The cultural highlights during the war years were in the form of KdF-Concerts (Kraft durch Freude) held in the main courtyard (Ehrenhof) and in the gardens on the south side of the Palace. Many events, such as balls and receptions, took place in the reception rooms and the Great Gallery of the Palace. Schönbrunn was also used for the making of films such as ‘Tanz mit dem Kaiser’ and ‘Wiener Mädeln’.
During the war Schönbrunn Zoo ‘Tiergarten’ suffered greatly as it was unable to supply sufficient food for its animals and could no longer import exotic animals from overseas. This together with the air raids led to an enormous reduction in the number of animals in the zoo between 1938 and 1945.
Towards the end of 1944 Schönbrunn became a target for allied bombers. The Little Gloriette was damaged and several bombs destroyed the swimming pool and other buildings in that area of the park.
In February 1945 the ‘Gardetrakt’ (Guards Wing) next to the main gate was destroyed during one of these raids. The main building was also hit. Fortunately the bomb failed to explode, but it tore an enormous twenty-five metre hole in the centre of the building adjacent to the ‘Ovalstiege’ (Oval Staircase) and became wedged between the ceiling fresco of the Great Gallery and the floor above it.
Two days later another heavy air raid left 269 bomb craters. Most of the bombs fell into the park leaving the outbuildings in ruins. The ‘Kavaliertrakt’ (Cavalry Wing), the Restaurant, the east side of the Gloriette, the large ‘Palmenhaus’ (Palm House) and ‘Sonnenuhrhaus’ (Sundial House) were all badly damaged. The Zoo was also hit, but fortunately most of the historical buildings in the old ‘Menagerie’ remained intact. During this raid the Palace Theatre was slightly damaged.
After the allies entered Vienna, Russian Forces took control of Schönbrunn and installed their General-Command in the main offices of the Zoo (Tiergartenverwaltung). The Russian Commander helped to solve the problems of the Zoo by supplying much needed food for the few remaining animals.
Vienna was divided into five military sectors.
The inner city was the so-called international sector, the administration of which changed once a month from one of the allied powers to the other.
Later, in September 1945, the British High-Command moved into the Palace, using the first floor (Reception rooms) and other rooms on the ground floor together with some of the outbuildings, as their headquarters. The British General-Staff and a division of the British armed forces needed accommodation, so in July 1945 some of the tenants received notice to quit their rooms.

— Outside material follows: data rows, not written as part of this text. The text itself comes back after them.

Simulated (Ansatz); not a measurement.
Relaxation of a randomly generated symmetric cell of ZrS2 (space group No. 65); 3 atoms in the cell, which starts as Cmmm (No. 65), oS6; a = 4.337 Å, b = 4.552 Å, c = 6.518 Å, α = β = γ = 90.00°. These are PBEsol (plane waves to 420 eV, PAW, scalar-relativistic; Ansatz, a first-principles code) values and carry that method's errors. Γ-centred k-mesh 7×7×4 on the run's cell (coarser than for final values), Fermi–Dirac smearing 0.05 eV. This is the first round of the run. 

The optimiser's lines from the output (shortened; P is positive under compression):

An airfield was constructed on the then football field in front of the main building (APCOA Car Park).
Throughout the following years, whilst the Palace was occupied by the British Forces, the Imperial Apartments and Reception Rooms remained closed to the general public.
Repairs to Schönbrunn began soon after the war. The main building was immediately restored but it took until the 1950s to complete the outbuildings.
During the years 1945-1975 the enormous sum of 400 million Austrian Schilling was spent on the rebuilding and refurbishment. The Federal Ministry of Trade and Reconstruction (Bundesministerium für Handel und Wiederaufbau) carried the responsibility for Schönbrunn Palace during this time.
The British Military Tattoo in Schönbrunn 1946
The word Tattoo is derived from the Dutch “Doe den tap toe” (Turn off the taps). The British army military signal ‘Tattoo’ was a drum beat late each evening, which was a signal to soldiers that they should return to the barracks in time for ‘Last Post’ and ‘Lights Out’, and the beer taps in the taverns should be turned off. This slowly developed into a ceremonial performance of military music by massed bands.
In recent years the parades have become well-known due to events such as the famous Edinburgh Military Tattoo which is held in Edinburgh Castle and attended by some 200 000 visitors each year.
The British Army has always held Tattoos, usually in London, where they can perform, show their expertise and attract large crowds of visitors.
The Parade has changed over the centuries from the Fyffes and Drums in the days of Oliver Cromwell to the Regimental Bands, particularly the Brigade of Guards, who perform all over the world.
In 1946 a British Charity Parade took place in the main gardens of Schönbrunn Palace. This so-called Searchlight Military Tattoo climaxed with a large firework display.
The amount raised was more than 400 000 Austrian Schilling, which was presented to the major of Vienna, Theodor Körner. This money enabled the city of Vienna to finance a six-week holiday for 2 400 children at a holiday resort.
The British continued holding similar activities for the benefit of children in the following years.
In 1948 British Headquarters moved into a military complex (Fasangarten-Kaserne) behind the Gloriette, which had been used by British forces since 1945. The Palace itself was given back to the Austrian Government but the British Telefone Exchange remained situated in the palace until well into the 1950s.
The Imperial Apartments of Schönbrunn were re-opened to the general public on the 4th September 1948.
After the signing of the State Treaty in the Belvedere Palace on the 15th May 1955 the Palace of Schönbrunn became the chosen venue for one of the most important government receptions of those years.
The four foreign ministers of the occupying forces; Wjatscheslaw Molotov, Harold Macmillan, John Foster Dulles and Antoine Pinay together with their delegations and other leading politicians of the day met the members of the Austrian Federal Government and the Austrian Federal President Dr. Theodor Körner.
The ‘Zeremoniensaal’ (Ceremonial Hall) was used for the main guests (eighty V.I.P.'s), the Reception rooms were set aside for the other 1 200 invited guests.
The ‘Neptunbrunnen’ (Neptune Fountain) and the Gloriette were floodlit as they were at all receptions in the following years
For such events the ‘Ehrenhof’ (Main Court Yard) was used until well into the 1980s as a car park for more than 300 cars.